# Viper 5901 Trunk Release Questions



## WilkBoy (Nov 1, 2009)

I just had a Viper 5901 installed in my wifes car. The trunk release works different than I expected though and I am having 2 issues. I'm hpping someone who has this feature can tell me how theirs works.

1. I must press the unlock (disarm) button, and then the trunk release. If I just press the trunk release the remote reports it has opened but does not. I have noticed if I don't press the unlock button, but press the trunk release a second time it will do it (and disarm the alarm). It seems as though pressing the unlock button, or pressing the trunk release button the first time "wakes up" the alarm, and then the second time actually does it.

2. It must hold the button for a lot longer than the manual says. The manual says it should take 1.5 seconds, but I have to hold it more like 5 or 6 seconds to activate it.

When the installed showed me the operation of the unit he explained I must do this unlock and then pop the trunk sequence, and that it is slow to pop but it doesn't make sense to me. I am thinking it's not quite installed right but he didn't have the time to figure it out.

Thanks!


----------



## jaggerwild (May 21, 2007)

> I am thinking it's not quite installed right but he didn't have the time to figure it out.

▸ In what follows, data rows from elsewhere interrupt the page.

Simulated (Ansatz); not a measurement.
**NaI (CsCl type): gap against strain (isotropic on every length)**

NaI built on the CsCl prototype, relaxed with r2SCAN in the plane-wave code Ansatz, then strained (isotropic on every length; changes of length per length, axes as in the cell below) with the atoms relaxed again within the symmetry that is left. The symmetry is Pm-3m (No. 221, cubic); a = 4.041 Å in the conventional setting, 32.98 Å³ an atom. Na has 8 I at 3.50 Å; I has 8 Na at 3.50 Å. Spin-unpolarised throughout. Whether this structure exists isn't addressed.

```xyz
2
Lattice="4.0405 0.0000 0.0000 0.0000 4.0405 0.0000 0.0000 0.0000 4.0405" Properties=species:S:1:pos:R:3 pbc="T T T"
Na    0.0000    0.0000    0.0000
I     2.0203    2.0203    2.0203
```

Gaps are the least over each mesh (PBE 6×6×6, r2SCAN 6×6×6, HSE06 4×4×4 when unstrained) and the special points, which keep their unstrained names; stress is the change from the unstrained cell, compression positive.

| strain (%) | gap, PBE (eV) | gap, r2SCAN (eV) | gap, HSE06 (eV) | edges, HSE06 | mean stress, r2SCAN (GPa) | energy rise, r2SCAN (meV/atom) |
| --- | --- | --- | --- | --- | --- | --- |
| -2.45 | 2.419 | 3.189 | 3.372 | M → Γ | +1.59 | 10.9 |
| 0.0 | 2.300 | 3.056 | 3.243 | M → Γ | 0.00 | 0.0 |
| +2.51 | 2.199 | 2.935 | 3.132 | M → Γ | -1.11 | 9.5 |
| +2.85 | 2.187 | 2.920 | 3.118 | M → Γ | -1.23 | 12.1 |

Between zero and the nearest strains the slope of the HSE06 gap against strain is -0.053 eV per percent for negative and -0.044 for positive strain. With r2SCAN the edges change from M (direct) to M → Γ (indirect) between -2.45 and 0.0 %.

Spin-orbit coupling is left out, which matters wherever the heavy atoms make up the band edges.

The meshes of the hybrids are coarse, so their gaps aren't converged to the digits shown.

 I think that pretty much says it all, you paid good money to have it done right so take it back as it was not. Only reason I could see that you have to do this is if the trunk tripped the alarm off. I know on older models i would have to hold the trunk release button for three seconds BUT if the book says less than.....
It may just need to be programmed correctly for the release to work instantly, again the installer should know this and have done it.


----------



## WilkBoy (Nov 1, 2009)

Yeah, I have been looking through the installer and user manual but couldn't find anything that would point to that. It seems pretty simple in the installer manual for this feature. I noticed last night I think he forgot to plug the dimmer switch for the dash back in, so I'm going to take the car back. At the same time I'm going to push him to call Vipers support to see what's what they say. They are an authorized Viper installer so I think they would have access to Viper's support.


----------